The guide further explains some concepts about Islam that I had not previously known. It mentions that if one converts to Islam, all their previous sins are forgiven by Allah, just for converting. I see this as an obscene attempt to bribe believers of other faiths, that they can start out on a clean slate and suffer no consequence to any immoral action they might have performed, no matter how great. From the book it says "The Prophet said: Didn't you know that converting to Islam erases all previous sins?" What can be more immoral that that? You mean I can be a thief and a rapist, perhaps committed one or two murders, and my responsibility to these actions will simply be deleted, like so many useless spam emails, upon conversion to Islam? I guess the Muslims is forced to believe that whatever Allah does is moral, and is granted no opinion on the matter.

Another problem I have with the Islamic concept regard attitudes aimed at the non-believer, which I have already mentioned in my last post, but I'll add further. In the Islamic concept, no non-believer can ever be moral. The way to salvation in Islam is toward Allah. An analogy would be as if we are all on a giant highway headed toward Allah, who is at the end. There are various exits to the left and right that lead to sin and lead away from Allah, some of them being other religions. This is an example I heard from one Islamic scholar. There doesn't seem to be a path one can take that is righteous, that doesn't involve Allah. Take a person, for example, who volunteers with out pay to help those less fortunate, stays committed to their spouse, and never hurts anyone else intentionally, basically an all around morally sound person. But, they don't believe in Allah. Where is this person on the highway analogy? They haven't deviated with sin and hedonism, they just don't accept Islam. According to Islam, to my humble knowledge, Allah has no mercy for those who disbelieve, and he affirms this over and over again. I don't think he makes an exception even for those righteous, noble and humble. No, rather the Islamic concept of non-believers is that they are all filthy, corrupt, evil-doers who deserve to be thrown in the hellfire forever.

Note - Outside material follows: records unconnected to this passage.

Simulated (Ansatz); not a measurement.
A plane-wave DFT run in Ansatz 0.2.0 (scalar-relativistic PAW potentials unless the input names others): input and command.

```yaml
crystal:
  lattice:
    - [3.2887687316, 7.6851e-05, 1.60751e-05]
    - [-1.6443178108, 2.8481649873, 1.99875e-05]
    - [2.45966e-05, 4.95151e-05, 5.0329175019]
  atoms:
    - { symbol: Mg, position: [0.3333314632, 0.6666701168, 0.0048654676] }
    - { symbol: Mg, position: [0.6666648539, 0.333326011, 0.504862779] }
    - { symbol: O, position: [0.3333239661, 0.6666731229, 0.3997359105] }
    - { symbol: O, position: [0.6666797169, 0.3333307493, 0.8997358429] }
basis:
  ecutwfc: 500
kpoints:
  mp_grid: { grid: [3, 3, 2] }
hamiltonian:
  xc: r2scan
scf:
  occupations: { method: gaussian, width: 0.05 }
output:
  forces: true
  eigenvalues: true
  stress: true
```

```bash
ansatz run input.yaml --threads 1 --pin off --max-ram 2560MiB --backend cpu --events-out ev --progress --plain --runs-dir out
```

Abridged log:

Finally, the idea of eternal hellfire is another concept, though not unique to Islam, that I have tremendous disdain for. The idea of anyone, being tortured in the most horrible ways imaginable, for eternity is something I just can't wrap my head around. The most horrible, evil person I can think of from history would have to be Joseph Stalin. He organized the mass murder and torture of tens of millions of his fellow countrymen, and then some. And all of this, with complete and utter indifference to their suffering. Stalin was a megalomaniac sociopathic madman. But even he in my opinion would only deserve a finite amount of torture and misery for what he did, say, a life sentence for everyone he had killed. But the idea, that an atheist child who happens to die in an accident, who was not a believer, gets the same amount of torture for the same amount of time, as Stalin or Hitler, is somehow justice under an infinitely intelligent and moral supernatural being, is I think itself, immoral. Recently Christians and Muslims have negated this by saying god makes exceptions, and judges individuals by what they know, and their overall morality. This stands in stark contrast to what theists have been saying for hundreds of years, and that is that the only way out of hell is through one religion and the teachings of one prophet. Now, some theists are backing away from this in light of our modern liberal moral ethics. Furthermore, if god made frequent exceptions that righteous non-believers can get into heaven, then there is really no real need to be a Christian or a Muslim, or religious at all. All one would need to be would be morally sound. So the theist who takes the new approach on divine judgment, is in a way negating the advantage of their faith. Hmm. These are problems for the theist to reflect upon, not the atheist.